But if you could somehow provide the computer with information that persuades the computer you know the password without actually giving away the password itself, you would be on your way to solving the security problem.
Furthermore, if no onlooker could reconstruct the password from the information you gave the computer, no one could break into the system—at least by using a purloined password.
The mathematical basis for such a scheme is available, and it depends on something called a "zero-knowledge" proof.
The idea is that a "prover" has found a proof for a theorem and wants to let a "verifier" know that he knows the proof without revealing the proof itself. The verifier can ask a special question that requires the equivalent of a yes-or-no answer. If the prover really knows the proof, he can answer the question correctly every time it is asked.
If the prover doesn't know the proof, he has only a 50 percent of being right each time. After, say, a dozen tries, the chances of fooling the verifier get very small.
Neither the question not the possible answers give away even a hint of the proof itself—hence, the term zero-knowledge proof.
The concept of zero-knowledge proofs was first defined in 1985 by Silvio Micali and Charles Rackoff. A year later, Micali, Oded Goldreich, and Avi Wigderson took a major step forward by showing that such a scheme works for a large class of mathematical theorems.
The three researchers demonstrated the procedure for a mathematical coloring problem, which involves ensuring that no two linked points in certain networks of connected points have the same color.
Manuel Blum then showed how to give an efficient zero-knowledge proof for any mathematical theorem.
One of the more difficult steps, Blum noted, is finding the right question for the verifier to ask. Once this is done, a zero-knowledge scheme can handle any theorem posed within any logic system.
All a verifier finds out is that a theorem is provable and that the prover actually knows the proof. And because the prover has to use at least as many words as the proof itself contains, he gives away an upper limit for the proof's length.
To show how the scheme works, Blum chose an example from graph theory. Any network of points (or nodes) connected by lines (or edges) is called a graph. In Blum's example, the graph consists of a star-shaped pattern of lines linking 11 points.
The prover has found a continuous path among the links that passes only once through through each of the 11 points on the graph and returns to where it started. This special type of path is called a Hamiltonian cycle.

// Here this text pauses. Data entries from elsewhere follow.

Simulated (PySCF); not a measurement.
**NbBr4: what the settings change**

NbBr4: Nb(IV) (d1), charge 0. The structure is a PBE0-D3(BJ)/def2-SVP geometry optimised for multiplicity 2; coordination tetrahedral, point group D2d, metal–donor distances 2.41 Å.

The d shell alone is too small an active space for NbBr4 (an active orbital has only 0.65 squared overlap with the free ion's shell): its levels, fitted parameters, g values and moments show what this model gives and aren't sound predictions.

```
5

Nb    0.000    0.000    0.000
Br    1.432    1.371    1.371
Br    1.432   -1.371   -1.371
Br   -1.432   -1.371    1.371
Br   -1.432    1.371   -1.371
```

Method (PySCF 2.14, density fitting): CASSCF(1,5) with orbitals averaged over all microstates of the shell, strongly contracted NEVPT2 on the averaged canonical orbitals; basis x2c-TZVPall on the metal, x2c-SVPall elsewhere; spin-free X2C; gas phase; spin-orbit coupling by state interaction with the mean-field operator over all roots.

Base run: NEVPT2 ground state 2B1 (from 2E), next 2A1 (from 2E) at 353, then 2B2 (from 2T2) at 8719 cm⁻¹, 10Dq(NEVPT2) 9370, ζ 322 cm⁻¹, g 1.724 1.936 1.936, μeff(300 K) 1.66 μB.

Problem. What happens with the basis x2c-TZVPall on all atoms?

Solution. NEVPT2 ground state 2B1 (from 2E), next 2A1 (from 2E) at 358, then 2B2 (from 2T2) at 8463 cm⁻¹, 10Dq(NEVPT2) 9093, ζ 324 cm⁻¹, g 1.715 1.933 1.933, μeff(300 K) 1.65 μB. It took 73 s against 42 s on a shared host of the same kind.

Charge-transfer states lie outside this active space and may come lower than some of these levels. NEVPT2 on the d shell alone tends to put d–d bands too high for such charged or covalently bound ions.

The prover's aim is to persuade a verifier that such a path is known without giving the verifier the slightest idea of how to construct the path.
To do this in Blum's example, the prover privately marks 11 nodes along the circumference of a circle and labels them randomly from 1 to 11. The nodes on the circle are then connected in the same way as the points in the original graph. That is, lines would join nodes 1 and 5, 2 and 6, and so on.
Deciding whether a particular graph—a network of points and connecting lines—has a Hamiltonian cycle is often difficult. This involves finding a continuous path along the links that passes only once through each of the graph's points and then returns to where it started. In this example, such a path exists through the points in the order 1, 5, 6, 2, 8, 4, 10, 11, 9, 3, 7, and then back to 1. For a zero-knowledge proof, the star-shaped graph (above) can be redrawn so that all the points fall on the circumference of an imaginary circle (below) yet the connecting lines still join the same points as in the original graph.
The resulting diagram is covered up by, say, an erasable opaque film like that used on some lottery or contest tickets.
The verifier can ask the prover to uncover the complete graph, which shows that all the points are properly linked, or she can ask to see the Hamiltonian cycle.
In the latter case, the prover erases enough of the film to reveal just the lines that make up the cycle. He can do this only if he knows the right path. However, because the nodes are still covered up, the verifier doesn't know the actual path from point to point. All she can verify is that a Hamiltonian cycle exists. This process can be repeated as many times as the verifier wishes.
Because the prover doesn't know whether the verifier will ask for the graph or the cycle, he has to be ready for either choice and therefore must know the cycle. Failure to produce either the correct graph or the cycle during any turn is equivalent to a wrong answer, and the verifier then knows that either the prover is lying or he doesn't actually have the proof.
As outlined, this scheme sounds somewhat cumbersome. But the opaque film used in the example can be replaced by encryption schemes to hide information. Thus, proof checking can be done electronically when the whole procedure is encoded as strings of binary digits. This makes it possible to use this concept for password protocols and in cryptological games like tossing a coin by telephone or exchanging secret keys.
And in the sometimes turbulent world of mathematics research, it gives a wary mathematician a way to claim credit for being the first to find a particular proof without the necessity of giving away the proof's details. All that someone else can find out, until the proof itself is finally revealed, is that a particular theorem is provable.